What does it mean to use a normalizing factor to "sum to unity"? Would you also be able to provide an example? I have very little mathematical/statistical knowledge and have never understood normalization.
 A: Unity just means 1, so they have presumably normalized their values so that they all sum to 1 instead of whatever their "natural" total is. I could imagine a few specialized normalization schemes, but this is typically done by dividing, and that's what I would assume in the absence of a more detailed description. If they had normalized so that the values summed to 100 instead, they'd be expressing it as a percentage. 
Suppose there is a substance made of three chemicals: 5L of Chemical A, 2L of Chemical B, and 3L of Chemical C. You could do a similar normalization and say that each litre of substance contains 0.5L of A, 0.2L of B, and 0.3L of C (each value has been divided by 10, the total, so all the values together sum to one). If you normalized to 100 instead of unity, then you could also say that the substance is 50% A, 20% B, and 30% C. 

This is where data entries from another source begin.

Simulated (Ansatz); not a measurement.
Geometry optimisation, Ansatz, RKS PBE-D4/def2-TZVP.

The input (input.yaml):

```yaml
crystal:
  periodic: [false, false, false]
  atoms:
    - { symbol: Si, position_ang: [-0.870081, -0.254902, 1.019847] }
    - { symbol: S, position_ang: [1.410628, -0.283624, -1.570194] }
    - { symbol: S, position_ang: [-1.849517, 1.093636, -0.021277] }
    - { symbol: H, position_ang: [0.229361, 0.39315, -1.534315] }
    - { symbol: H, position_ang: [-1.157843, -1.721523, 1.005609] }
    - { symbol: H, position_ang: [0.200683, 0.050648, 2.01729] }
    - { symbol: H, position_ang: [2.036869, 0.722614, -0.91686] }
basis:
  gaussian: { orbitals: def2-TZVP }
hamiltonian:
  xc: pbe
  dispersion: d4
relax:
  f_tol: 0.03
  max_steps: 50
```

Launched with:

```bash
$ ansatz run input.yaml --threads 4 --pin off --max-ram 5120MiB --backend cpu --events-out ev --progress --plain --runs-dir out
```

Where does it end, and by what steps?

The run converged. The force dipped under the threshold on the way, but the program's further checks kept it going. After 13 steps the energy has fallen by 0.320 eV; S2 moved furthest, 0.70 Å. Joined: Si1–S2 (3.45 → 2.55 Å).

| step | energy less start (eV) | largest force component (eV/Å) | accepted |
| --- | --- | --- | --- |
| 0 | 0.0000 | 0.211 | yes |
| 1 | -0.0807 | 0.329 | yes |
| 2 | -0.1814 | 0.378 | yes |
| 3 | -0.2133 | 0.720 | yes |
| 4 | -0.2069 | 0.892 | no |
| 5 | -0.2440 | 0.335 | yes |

One of the most common uses of this technique is to turn event counts into probabilities. By definition, probabilities have in [0,1] (i.e., greater than or equal to zero and less than or equal to one). Suppose you have an urn with 10 balls in it, seven of which are red and three of which are blue. You could normalize these counts so that they sum to unity and restate this as the probability that a randomly chosen ball is red, $P(ball=\textrm{red}) = \frac{7}{7+3} = \frac{7}{10} = 0.7$ and $P(ball=\textrm{blue}) = \frac{3}{3+7} = \frac{3}{10}=0.3$.
A: A natural application is conditional probabilities. If I roll a die, the unconditional probability of each outcome is ${1 \over 6}.$ But suppose I roll it and tell you that the outcome is at least 4. You can find the new conditional probabilities for rolls of 4, 5, or 6 by dividing ${1 \over 6}$ by ${1 \over 2}$ for each of the outcomes of 4, 5, or 6. This process of division ensures the conditional probabilities sum to unity as they must.